Kailua Intermediate School (KIS)

Challenge, Growth, Financing
Student enrollment, grades 7 and 8: 770

Start: August 2018
• Total 2018 food waste recovered: 11,825 (5.9 tons) One semester only.

There were three good reasons to take on KIS as our 5th Zero Waste School this year:
1. Four of the nine KIS feeder schools are Zero Waste campuses. Students who developed the practices and mindfulness of Resource Recovery throughout their elementary years are forced to abandon those hard-won habits upon entering middle school. We didn’t want to lose them so soon to the Dark Side!
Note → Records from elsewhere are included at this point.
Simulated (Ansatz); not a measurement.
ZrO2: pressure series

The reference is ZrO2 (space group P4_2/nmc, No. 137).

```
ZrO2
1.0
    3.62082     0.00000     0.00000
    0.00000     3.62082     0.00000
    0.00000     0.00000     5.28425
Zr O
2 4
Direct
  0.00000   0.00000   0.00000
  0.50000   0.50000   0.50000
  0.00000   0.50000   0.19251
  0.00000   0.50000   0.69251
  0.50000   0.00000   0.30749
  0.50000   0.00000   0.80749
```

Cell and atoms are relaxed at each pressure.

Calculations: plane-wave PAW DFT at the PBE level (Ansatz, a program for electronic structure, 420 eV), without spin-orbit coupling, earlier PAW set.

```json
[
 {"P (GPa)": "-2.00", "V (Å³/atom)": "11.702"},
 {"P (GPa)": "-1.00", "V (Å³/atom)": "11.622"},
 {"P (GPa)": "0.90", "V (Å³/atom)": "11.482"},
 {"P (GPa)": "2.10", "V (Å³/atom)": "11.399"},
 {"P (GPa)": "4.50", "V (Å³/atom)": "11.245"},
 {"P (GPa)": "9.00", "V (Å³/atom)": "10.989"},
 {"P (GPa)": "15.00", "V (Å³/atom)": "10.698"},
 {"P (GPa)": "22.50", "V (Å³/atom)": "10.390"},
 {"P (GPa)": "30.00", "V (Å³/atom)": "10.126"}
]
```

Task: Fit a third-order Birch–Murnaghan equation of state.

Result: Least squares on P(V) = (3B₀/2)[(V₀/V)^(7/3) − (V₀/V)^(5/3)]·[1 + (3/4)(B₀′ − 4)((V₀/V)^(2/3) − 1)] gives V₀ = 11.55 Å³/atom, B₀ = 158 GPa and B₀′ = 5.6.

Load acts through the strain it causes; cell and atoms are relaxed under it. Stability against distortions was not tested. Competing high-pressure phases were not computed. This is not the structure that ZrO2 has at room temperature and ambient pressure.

2. The long-established Malama Garden at KIS – under the expert supervision of Wendy Rosen – has just started to soar with far more students involved at a far more sophisticated level. They have always struggled with funding. We saw our ability to raise money with compost, vermicast, and worm sales as a means to make this exceptional Garden program financially self-sustaining within only a few years. KIS’s dilapidated old worm bin (dating back to 2006!) was restored and a second, then a third, bin installed.

3. We are totally confident about our operations at elementary schools, but middle school is a whole different beast. The future of the Zero Waste School movement will include not just elementary levels, but middle and high schools, too, and our staff aspires to work with, inspire, educate, and initiate positive behavior change in students of all ages. We felt it was time to grow and challenge ourselves.

It’s A Work In Progress
Ah, easier said than done. Our composting and vermicomposting operations function beautifully, but our ability to capture food waste, for example, is still a work in progress. Getting students to comply with food waste separation has created far too much infrastructure and staff time dedicated to a small amount of waste – highly inefficient.